Florida Governor Appeals Order to Revamp Felon Clemency Process

(CN) – Florida Gov. Rick Scott plans to appeal a judge’s order directing the state to revamp its voter restoration process for felons.

Scott announced the move on Wednesday, just one week after U.S. District Judge Mark Walker ruled Florida’s clemency board, which consists of Gov. Scott and his cabinet members, must come up with a new process of restoring felons’ voting rights.

“The governor will always stand with victims of crime,” said Jon Tupps, communications director for Gov. Scott, in a statement. “He believes that people who have been convicted of crimes like murder, violence against children and domestic violence, should demonstrate that they can live a life free of crime while being accountable to our communities.”
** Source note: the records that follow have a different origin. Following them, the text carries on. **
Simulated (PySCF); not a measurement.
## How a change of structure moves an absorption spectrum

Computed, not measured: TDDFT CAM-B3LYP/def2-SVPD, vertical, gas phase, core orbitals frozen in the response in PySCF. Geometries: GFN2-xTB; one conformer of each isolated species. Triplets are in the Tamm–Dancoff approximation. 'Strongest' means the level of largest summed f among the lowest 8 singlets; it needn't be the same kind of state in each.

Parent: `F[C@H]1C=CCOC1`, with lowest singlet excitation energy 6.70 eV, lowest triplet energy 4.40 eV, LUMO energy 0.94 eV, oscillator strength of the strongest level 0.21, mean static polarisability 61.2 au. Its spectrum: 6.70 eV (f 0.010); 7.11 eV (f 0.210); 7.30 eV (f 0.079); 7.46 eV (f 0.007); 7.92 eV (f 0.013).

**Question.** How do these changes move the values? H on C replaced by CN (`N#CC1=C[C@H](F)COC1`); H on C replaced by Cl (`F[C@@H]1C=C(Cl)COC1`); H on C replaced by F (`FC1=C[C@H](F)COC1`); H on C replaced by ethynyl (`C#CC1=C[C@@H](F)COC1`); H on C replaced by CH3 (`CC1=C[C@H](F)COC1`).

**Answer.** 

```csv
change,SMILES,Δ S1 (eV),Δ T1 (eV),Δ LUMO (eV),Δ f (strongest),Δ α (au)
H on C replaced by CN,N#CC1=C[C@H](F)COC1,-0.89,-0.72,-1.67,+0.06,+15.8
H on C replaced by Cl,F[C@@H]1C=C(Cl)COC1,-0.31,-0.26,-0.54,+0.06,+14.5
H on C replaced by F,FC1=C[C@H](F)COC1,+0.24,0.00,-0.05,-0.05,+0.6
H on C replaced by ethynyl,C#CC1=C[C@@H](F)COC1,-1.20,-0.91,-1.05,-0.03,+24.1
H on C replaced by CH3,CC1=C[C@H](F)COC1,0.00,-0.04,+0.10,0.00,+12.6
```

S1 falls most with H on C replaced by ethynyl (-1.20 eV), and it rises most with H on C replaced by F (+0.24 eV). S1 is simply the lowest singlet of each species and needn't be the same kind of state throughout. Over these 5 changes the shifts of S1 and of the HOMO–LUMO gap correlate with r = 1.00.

Florida is one of four states that require former felons to petition for restoring their voting rights. The state has nearly 1.7 former felons – one-tenth of the state’s voting age population.

Last march, seven ex-felons brought a class-action suit against the clemency board, arguing the restoration process violates the First Amendment and Fourteenth Amendment. The plaintiffs alleged the clemency board’s decisions were inconsistent, vague and could have been influenced by political beliefs.

In a February ruling, Judge Walker agreed and openly attacked Gov. Scott and the board over their “unfettered discretion” to deny voting rights “for any reason.” On March 27, Walker permanently blocked the clemency process and ordered the state to come up with a new system within 30 days.

In the notice of appeal to the Eleventh Circuit, Solicitor General Amit Agarval argued the state is allowed to use discretion when restoring voting rights to some felons. The motion also disputed any claims of discrimination.

“The court could not reasonably have concluded that a handful of examples selectively chosen by plaintiffs provide a statistically significant basis upon which to insinuate the presence of systematic viewpoint or race-based discrimination,” Agarval wrote.

In addition to defending the current system, the motion called for a stay on the 30-day deadline.

The Fair Elections Legal Network and the law firm Cohen Millstein Sellers & Toll, who are representing the former felons, said Gov. Scott has had “ample opportunity to reform the process to restore voting rights to former felons.”

“Instead, they have dug in their heels and defended an arbitrary and backlogged scheme that prevents people who have served their sentences from rejoining the community for years and decades,” the litigation team said in a statement.